Once the markets are flooded with artificially propagated Pk, we no longer have to fear the greed driven destruction that took place of this species in known habitats. We can then go back to a given depleted habitat and sow seeds from nursery plants in Peru known to have been collected from that habitat. A well known orchid collector and nursery owner in Moyobamba has discussed this with me as something he wants to do. I support him. The fact is that orchid collectors generally are less destructive to orchid species than slash and burn farming and the clear cutting of forests.


----------



## smartie2000 (Jan 14, 2007)

:sob: those are horrible things going on in Moyobamba there! The price to pay there not only includes money but includes all the death that occurs.


----------



## Stephan (Jan 14, 2007)

Just think what's been happening in the name of feeding people's stomachs there in South America now for quite a few years then. Collecting plants for profit is wrong. Collecting to save them from slash and burn farmers is ?????.

Given the limited range of this and other plants/variants, what has been lost here and in Indonesia where slash and burn farming pays no attention to the preservation of the local fauna (orangutangs in Indonesia) and flora?

Where is the "intent" of CITES there???

I hate self serving, counter productive and ill thought red tape.

Cheers
Stephan


----------



## Rob Zuiderwijk (Jan 14, 2007)

Lance,

Thank you for this interesting, informative report.

All the best,

Rob.


----------



## NYEric (Jan 14, 2007)

Stephan said:


> Just think what's been happening in the name of feeding people's stomachs there in South America now for quite a few years then. Collecting plants for profit is wrong. Collecting to save them from slash and burn farmers is ?????.

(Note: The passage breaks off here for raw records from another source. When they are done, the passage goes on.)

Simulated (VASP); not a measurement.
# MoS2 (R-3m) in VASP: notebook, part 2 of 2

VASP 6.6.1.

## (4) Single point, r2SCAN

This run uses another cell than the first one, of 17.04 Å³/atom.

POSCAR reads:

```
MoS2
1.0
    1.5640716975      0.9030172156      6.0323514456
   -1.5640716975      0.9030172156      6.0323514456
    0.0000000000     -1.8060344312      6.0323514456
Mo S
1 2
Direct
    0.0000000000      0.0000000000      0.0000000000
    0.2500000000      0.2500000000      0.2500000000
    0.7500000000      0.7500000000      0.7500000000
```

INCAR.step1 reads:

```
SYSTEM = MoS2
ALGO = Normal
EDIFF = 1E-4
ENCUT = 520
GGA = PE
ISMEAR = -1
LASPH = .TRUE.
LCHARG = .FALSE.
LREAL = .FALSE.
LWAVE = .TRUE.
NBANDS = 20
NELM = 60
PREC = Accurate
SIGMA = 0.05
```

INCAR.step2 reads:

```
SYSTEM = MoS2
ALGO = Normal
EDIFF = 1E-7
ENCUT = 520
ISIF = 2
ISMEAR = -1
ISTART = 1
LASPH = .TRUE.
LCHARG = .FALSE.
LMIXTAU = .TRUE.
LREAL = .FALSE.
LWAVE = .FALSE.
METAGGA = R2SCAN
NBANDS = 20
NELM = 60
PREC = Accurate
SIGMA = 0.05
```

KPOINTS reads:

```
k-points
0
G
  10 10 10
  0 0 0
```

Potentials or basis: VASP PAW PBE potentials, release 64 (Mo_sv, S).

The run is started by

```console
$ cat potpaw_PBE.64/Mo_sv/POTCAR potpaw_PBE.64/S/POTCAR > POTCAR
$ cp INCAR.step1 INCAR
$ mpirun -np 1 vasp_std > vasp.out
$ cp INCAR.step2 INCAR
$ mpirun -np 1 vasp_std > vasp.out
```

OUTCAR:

Stephan, I cannot totally agree with you. Certainly native American corn is as rare as Phrag. kovachii, the difference is that it was cultivated. If groups were aware and programs developed to get indegenous people to set aside local areas for long term development of the resources then hopefully the plants would be cultivated also. If you told a group of farmers to hold of on killing the native plants to grow food crops and the middlemen didn't make a gazillion times the profit maybe some would try to cultivate the, then more profitable orchids?


----------